“As simple as burek” is a popular phrase used by many young people in Slovenia. In this book Jernej Mlekuž maintains that the truth is just the opposite. The burek is a pie made of pastry dough filled with various fillings that is well-known in the Balkans, and also in Turkey and the Near East by other names. Whether on the plate or as a cultural artifact, it is in fact, not that simple. After a brief stroll through its innocent history, Mlekuž focuses on the present state of the burek, after parasitical ideologies had attached themselves to it and poisoned its discourses. In Slovenia, the burek has become a loaded metaphor for the Balkans and immigrants from the republics of the former Socialist Federal Republic of Yugoslavia. Without the burek it would be equally difficult to consider the jargon of Slovenian youth, the imagined world of Slovenian chauvinism and the rhetorical arsenal of advertising agents when promoting healthy foods.
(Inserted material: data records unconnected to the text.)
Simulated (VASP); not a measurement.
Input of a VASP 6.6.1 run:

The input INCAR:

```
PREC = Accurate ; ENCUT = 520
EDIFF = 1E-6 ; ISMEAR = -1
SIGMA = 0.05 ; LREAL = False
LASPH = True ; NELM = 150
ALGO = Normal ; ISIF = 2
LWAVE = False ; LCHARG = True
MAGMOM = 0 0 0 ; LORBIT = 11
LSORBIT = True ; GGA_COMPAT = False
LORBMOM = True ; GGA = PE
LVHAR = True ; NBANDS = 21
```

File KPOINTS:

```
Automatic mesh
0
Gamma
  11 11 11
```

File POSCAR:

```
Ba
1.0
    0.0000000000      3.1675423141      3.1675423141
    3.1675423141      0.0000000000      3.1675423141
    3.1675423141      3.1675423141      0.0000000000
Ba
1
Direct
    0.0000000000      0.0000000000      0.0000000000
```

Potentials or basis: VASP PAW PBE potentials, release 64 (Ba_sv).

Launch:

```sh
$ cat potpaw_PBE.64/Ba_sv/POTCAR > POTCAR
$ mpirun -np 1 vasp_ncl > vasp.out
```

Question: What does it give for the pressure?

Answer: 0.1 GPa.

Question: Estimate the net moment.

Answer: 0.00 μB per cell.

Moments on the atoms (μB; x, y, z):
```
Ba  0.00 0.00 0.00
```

In this analysis, Mlekuž refers to the burek as the “metaburek.” All at the same time it is greasy, Balkan, Slovene, not-Slovene, Yugoslavian, familiar, foreign, the greatest, the worst, disturbingly unhealthy, plebeian, junk food, and finally, a cherub (burek spelled backwards is kerub, the Slovene word for cherub). And this metaburek, the protagonist of this book, is never a completely pure, innocent, unconditioned burek. It is much more.
A word of warning: after consuming this text, the burek will never be the same.